Six Fluid Steps to Creative Strength
on the place where strength and philosophy meet, plus Know Yourself Through Movement Week 2 is here (at the end of the post)!
“There is a vitality, a life force, an energy, a quickening that is translated through you into action, and because there is only one of you in all of time, this expression is unique. And if you block it, it will never exist through any other medium and it will be lost. The world will not have it. It is not your business to determine how good it is nor how valuable nor how it compares with other expressions. It is your business to keep it yours clearly and directly, to keep the channel open. You do not even have to believe in yourself or your work. You have to keep yourself open and aware to the urges that motivate you. Keep the channel open.”
— Martha Graham
Before
I did not grow up knowing the value of work. Actually, I grew up with the understanding that I didn't have to do much of anything except look busy, and everything would take care of itself. Society would take care of me. A man would take care of me. Something would, surely.
To make it more confusing, along the way I committed a grievous fallacy: because I’m a good person, I told myself, I can rest on my laurels. I’m loving, loyal; I’ve got my wits about me; I’m curious, strong, attractive if a little vain (though aren’t we all?). My bases were covered.
Morality plus busyness was my ticket to success. Ha! I also had the wrong ticket; little did I know the American dream is a nightmare if you’re composed of creative bones.
For as long as I can remember, I’ve wanted to create my own thing. Screw being busy. What use is that? Turns out this creation stuff requires strength of greater caliber. You, my curious friend, know this; the ability to resist outside influences demands the development of an internal force greater than most can fathom. Maybe we should’ve taken that “fight peer pressure,” and fuck capitalism thing a little more seriously.
Alas, at some miraculous moment I felt with clarity how I’d been standing at an open door, living in the liminal space between a false reality and the mysterious purpose of life’s poetry.

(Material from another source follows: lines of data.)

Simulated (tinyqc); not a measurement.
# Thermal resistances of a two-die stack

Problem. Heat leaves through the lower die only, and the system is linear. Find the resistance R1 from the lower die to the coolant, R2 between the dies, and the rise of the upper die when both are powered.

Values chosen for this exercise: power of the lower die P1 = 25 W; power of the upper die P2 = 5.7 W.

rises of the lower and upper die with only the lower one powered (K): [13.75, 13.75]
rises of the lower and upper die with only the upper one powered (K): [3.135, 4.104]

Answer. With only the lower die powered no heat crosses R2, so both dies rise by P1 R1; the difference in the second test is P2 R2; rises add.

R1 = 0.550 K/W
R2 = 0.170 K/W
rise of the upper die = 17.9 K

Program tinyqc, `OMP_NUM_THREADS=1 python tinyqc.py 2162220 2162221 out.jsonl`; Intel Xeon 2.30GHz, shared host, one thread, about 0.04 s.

Phew. I made it through the threshold and what awaited my arrival was a beautiful mess of work and play.
Creative strength in six fluid steps
1. Have an idea
2. Contemplate. Steep in the mystery of how this is going to actualize
3. Listen as the muse delivers bits of information
4. Consider connections, build bridges, allow the straggling bits to coagulate or fall off
5. Get comfy with the discomfort of all this information creating new pathways to emerge through your being
6. Let it come out in focused rushes of powerful work
***order of steps 2 - 5 is prone to change.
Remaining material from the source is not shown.